JGRP000032: IWFVM02439-49391: no physical address for 5f31f288-5c4f-b2f6-974216693a1bcc65, dropping message

Increase the maximum number of processes for the Service Manager user until this message no longer appears.

For example, run the following command to increase the maximum number of user processes:

ulimit -S -u 95536

If this configuration fails due to lack of permissions, contact your System Administrator.

Some Service Manager processes are running, but the sm -reportlbstatus command only returns the command ifself:

------------------Server Instances---------------------------
ProcessID ClusterAddress HttpPort HttpsPort Sessions DbgMode QMode LB State LowMem JAVA_USED/MAX/PERCENT HEAP_USED/MAX/PERCENT ----------Non Server Instances----------------------------
ProcessID ClusterAddress State LowMem JAVA_USED/MAX/PERCENT HEAP_USED/MAX/PERCENT Command Line
14196 LIHAOS2-14196 RUN N (3763512/67108864/5) (338305024/4294836224/7.) -reportlbstatus

Check whether the GossipRouter is started and is working as expected.

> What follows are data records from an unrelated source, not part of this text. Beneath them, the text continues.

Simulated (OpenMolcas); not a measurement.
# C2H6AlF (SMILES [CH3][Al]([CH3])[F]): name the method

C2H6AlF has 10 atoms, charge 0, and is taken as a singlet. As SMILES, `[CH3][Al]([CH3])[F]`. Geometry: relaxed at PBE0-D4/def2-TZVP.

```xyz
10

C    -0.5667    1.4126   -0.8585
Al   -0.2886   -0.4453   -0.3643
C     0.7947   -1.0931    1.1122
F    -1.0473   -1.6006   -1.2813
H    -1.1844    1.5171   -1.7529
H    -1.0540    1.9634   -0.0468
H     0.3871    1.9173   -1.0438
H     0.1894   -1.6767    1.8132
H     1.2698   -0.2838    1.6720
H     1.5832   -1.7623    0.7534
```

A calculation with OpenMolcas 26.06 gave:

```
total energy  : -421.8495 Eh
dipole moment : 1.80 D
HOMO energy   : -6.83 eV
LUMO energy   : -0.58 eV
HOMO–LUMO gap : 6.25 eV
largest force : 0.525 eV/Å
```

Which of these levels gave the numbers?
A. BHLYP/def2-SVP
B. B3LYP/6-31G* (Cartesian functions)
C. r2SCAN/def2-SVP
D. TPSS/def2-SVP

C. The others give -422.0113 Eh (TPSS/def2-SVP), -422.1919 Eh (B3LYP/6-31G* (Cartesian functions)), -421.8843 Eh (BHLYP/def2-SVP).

If the GossipRouter is started and working as expected, check whether a GossipRouter is configured in sm.ini but is not started or is down. In this situation, messages that resemble the following are printed to the sm.log file:

failed reconnecting stub to GR at peterenvlx1.cpe.sm.com/192.168.0.8:12001: java.lang.Exception: Could not connect to peterenvlx1.cpe.sm.com/192.168.0.8:12001

In this situation, start the GossipRouter process.